Sovereign debt didn't have a great month, however. Across-the-board we saw CDS spreads rise. They widened particularly significantly for China, Brazil, and Japan. News of a eurozone deal might have improved some of these spreads a bit in October, however.

Looking Ahead

On Tuesday, October data will begin rolling in. Although September was a relatively good month, a lot of economic activity hinges on the American consumer. And we know that confidence took a hit during the month. If spending didn't hold up, then the recovery will have slowed again this month.

However, at least one early report indicates that hiring was a little more brisk during the month. If that's the case, then some Americans had more money to spend. The better third quarter GDP growth result also implies that double dip isn't as serious a threat. That combined with better hiring and falling prices could be enough to cheer up Americans as holiday spending ramps up in November. But we'll know more when the October jobs report is revealed on Friday.

Notes/Disclaimers about the matrices above:

  • This is by no means completely exhaustive, but it does take into account many important statistics.
  • This represents a somewhat quantitative summary, but no weighting has been used to create an economic index, so the reader can decide how important each statistic is for himself or herself.
  • There is some overlap.

* Additional Note: As of this month, I have switched up my employment level statistic to show nonfarm jobs via the BLS Establishment Survey instead of employment according to the Household Survey. I thought it added a little bit more diversity of sources to provide two employment statistics from two separate surveys, since I already include the unemployment rate from the Household Survey.

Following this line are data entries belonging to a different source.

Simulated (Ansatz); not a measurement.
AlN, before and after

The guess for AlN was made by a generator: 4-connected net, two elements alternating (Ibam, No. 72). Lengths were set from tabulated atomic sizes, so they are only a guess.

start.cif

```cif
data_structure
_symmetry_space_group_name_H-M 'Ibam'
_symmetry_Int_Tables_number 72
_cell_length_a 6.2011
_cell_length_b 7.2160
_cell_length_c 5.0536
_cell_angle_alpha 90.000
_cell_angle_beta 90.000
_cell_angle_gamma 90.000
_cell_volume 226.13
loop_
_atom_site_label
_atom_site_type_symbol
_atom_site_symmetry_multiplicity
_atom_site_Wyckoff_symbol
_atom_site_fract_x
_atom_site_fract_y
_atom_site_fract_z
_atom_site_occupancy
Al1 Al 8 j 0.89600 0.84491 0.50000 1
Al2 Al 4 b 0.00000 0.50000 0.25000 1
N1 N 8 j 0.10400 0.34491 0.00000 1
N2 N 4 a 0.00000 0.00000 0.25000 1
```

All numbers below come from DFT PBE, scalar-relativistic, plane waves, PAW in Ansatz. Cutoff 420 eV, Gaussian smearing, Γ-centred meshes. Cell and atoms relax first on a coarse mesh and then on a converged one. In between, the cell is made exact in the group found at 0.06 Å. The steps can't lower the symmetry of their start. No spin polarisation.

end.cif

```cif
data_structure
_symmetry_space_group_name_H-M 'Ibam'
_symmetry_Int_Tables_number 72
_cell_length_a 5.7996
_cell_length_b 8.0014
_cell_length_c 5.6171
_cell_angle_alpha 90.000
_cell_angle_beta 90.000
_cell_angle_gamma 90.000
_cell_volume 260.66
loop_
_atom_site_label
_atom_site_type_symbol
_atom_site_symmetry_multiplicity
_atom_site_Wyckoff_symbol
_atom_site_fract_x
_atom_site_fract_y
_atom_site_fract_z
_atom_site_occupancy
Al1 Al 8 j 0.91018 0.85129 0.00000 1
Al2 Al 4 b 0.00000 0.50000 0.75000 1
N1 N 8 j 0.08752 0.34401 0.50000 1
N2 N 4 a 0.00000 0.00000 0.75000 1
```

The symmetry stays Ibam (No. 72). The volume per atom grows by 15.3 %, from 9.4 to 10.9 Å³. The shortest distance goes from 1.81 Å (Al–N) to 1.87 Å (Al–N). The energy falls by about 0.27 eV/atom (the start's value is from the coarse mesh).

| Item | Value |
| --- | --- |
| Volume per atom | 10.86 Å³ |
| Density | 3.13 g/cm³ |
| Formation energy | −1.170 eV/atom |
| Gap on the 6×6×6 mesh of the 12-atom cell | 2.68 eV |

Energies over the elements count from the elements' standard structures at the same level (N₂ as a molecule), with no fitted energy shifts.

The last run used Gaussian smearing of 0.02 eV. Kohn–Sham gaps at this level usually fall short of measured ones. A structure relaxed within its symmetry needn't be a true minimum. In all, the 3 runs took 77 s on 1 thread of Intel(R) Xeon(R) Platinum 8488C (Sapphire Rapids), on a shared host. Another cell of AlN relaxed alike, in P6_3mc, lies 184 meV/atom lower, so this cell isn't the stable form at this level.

** Additional Note 2: Greece's bond protection here is measured in "upfront points" instead of CDS spreads. When a country's debt is very risky, it becomes easier to just express the cost of protection in upfront points instead of CDS spreads. CDS spreads represent how big a premium per year someone who wants the insurance must pay. Upfront points, however, signify an amount of money upfront that an investor must provide for the protection. For example "61" for Greece means that for every $10 million of Greek debt an investor wants to ensure, $6.1 million must be paid at the onset of the trade, plus a $100,000 per year fee. By comparison, a regular CDS spread of 61 would mean that the insurance costs $61,000 per year to protect $10 million of debt. So you can see that upfront points are much, much more expensive.